MR. MCCORMACK: I saw the story I think you're referring to this morning. Look, I think that the concern is that the -- that European governments are expressing have to do with their legal requirements. They have a set of legal requirements that they have to abide by and I'm not sure I would call that resistance to discussing or cooperating on these various measures. But they have requirements that they need to meet and we're going to continue talking to them about those. I think that there is a -- certainly a political will to talk about these subjects and I think that they understand what's at stake and they understand the importance of maintaining a unified front and squeezing out any of those illegitimate activities that might be accruing under the cover of legitimate activities in their financial system.
So we're talking to the Europeans. You have different sets of laws, different sets of past behaviors in this regard. You have different sets of commercial relationships. So it's not a one-size-fits-all question. You have to do it individually.
But regardless of what the individual states or the European Union might be doing right now, you see European as well as other international businesses making business decisions based on investment risk and reputational risk about whether or not they are going to finance or invest in Iran, a country that is now under Chapter 7 resolutions. So those are a set of decisions that are taking place outside of the discussions that we're having government to government. Of course, we also provide information to individual businesses, but they make their own decisions about what kinds of investments they're going to make.

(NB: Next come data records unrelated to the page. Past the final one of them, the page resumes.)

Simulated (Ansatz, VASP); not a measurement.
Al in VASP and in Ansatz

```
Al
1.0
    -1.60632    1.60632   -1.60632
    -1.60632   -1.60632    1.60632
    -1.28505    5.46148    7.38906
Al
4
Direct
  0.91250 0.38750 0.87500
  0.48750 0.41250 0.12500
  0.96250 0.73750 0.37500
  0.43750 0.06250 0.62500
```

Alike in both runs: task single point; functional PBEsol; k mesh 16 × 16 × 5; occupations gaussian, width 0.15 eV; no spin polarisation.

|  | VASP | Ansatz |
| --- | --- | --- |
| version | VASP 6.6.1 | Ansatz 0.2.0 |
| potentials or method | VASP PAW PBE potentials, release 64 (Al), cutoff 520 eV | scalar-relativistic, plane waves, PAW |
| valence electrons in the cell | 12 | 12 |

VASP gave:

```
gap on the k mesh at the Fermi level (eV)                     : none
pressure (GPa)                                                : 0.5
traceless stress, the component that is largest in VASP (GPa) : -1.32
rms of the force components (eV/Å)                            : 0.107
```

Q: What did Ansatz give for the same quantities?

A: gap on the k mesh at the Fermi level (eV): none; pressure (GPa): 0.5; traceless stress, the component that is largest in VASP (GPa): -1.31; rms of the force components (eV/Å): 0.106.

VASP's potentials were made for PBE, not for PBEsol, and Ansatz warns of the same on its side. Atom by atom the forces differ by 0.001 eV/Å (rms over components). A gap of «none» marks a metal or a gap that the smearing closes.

When you're talking about, for example, investments in or financing for oil and gas ventures, which is the biggest -- by far the biggest part of the Iranian economy -- while we are not in the UN Security Council resolution targeting the oil and gas sector, there is certainly a collateral effect in terms of the financial institutions willing to finance or invest in these kinds of projects. Because especially in that field, the people who are making these investments -- these investment decisions, we are talking about payoffs on investments extending over a decade, two decades, three decades. And they have to take into account what is -- what are the political risks of making those sorts of investments. What sort of stability is there going to be in this investment? Here we have a country that's under Chapter 7 resolution. We don't know if they're going to be under more sanctions in the future given their pattern of behavior. But those are a set of decisions that are made by business, separate and apart from government.
QUESTION: Yes, but New York Times quotes a UN senior official -- U.S. senior official saying that the European response on the economic side has been pretty weak, so it's not really the -- does it mean that there are --
MR. MCCORMACK: Everybody is going to --
QUESTION: -- differences between --
MR. MCCORMACK: Sylvie, look. Everybody is --
QUESTION: -- the U.S. Administration?
MR. MCCORMACK: Look, Sylvie. Everybody is going to move at their own pace. Okay? Individual European states are going to move at their own pace. I was trying to make the point that there is not a cookie cutter here, there's not a turnkey operation in terms of these types of issues. Each -- the EU has its own laws and regulations and each of the individual member-states of the EU have their own set of banking and finance regulations, and you have to deal with that. You have to deal with those realities. You have to deal with the political realities within each of those countries. You have to deal with the fact that each of those individual countries will have different sets of commercial relationships. So you might have to work with them a little bit more because this is a much bigger decision for one country versus another country.
That doesn't mean that we don't think the overall -- everything is heading in the right direction. We believe it is. We believe that the existing Security Council resolution has been extraordinarily effective, I think even more effective than we would have thought it would have been. So this will, again, move at a certain pace. There's a certain rhythm to it. Each of these individual countries will move, again, at a different pace.
QUESTION: So if somebody is impatient, it's not the State Department?
MR. MCCORMACK: I don't -- there's nothing wrong with being impatient. There's absolutely nothing wrong with being impatient given the stakes. And certainly we are going to continue to push and prod. People are going to continue to push and prod us. But that's to be expected given what's at stake here: Iran getting a nuclear weapon. Nobody wants to see that.
QUESTION: In terms of the oil and gas sector, I mean, you said that one of the collateral effects is that financial institutions won't back some of these projects. But Shell and a Spanish company, for example, are moving ahead, so that flies in the face of your argument that it's --
MR. MCCORMACK: Individual -- no, but individual -- well, look at the empirical data. If you look at various banks -- I'm just -- at this point, I'm just relying on press reports. If you look at major European-based banks, they have either greatly reduced or even, in some cases, stopped dealing with the Iranian Government and that's just based on press reports that I've seen.
You're going to see other businesses make different business decisions. They might have a different appetite for risk in terms of their investment decisions. I mean, that just goes -- it makes my point that these businesses are going to make their own individual decisions and it's all going to be based on their own appetite for risk -- political risk, investment risk, your reputational risk, all of those things. It all goes into making a decision to invest large sums of money in these various sectors.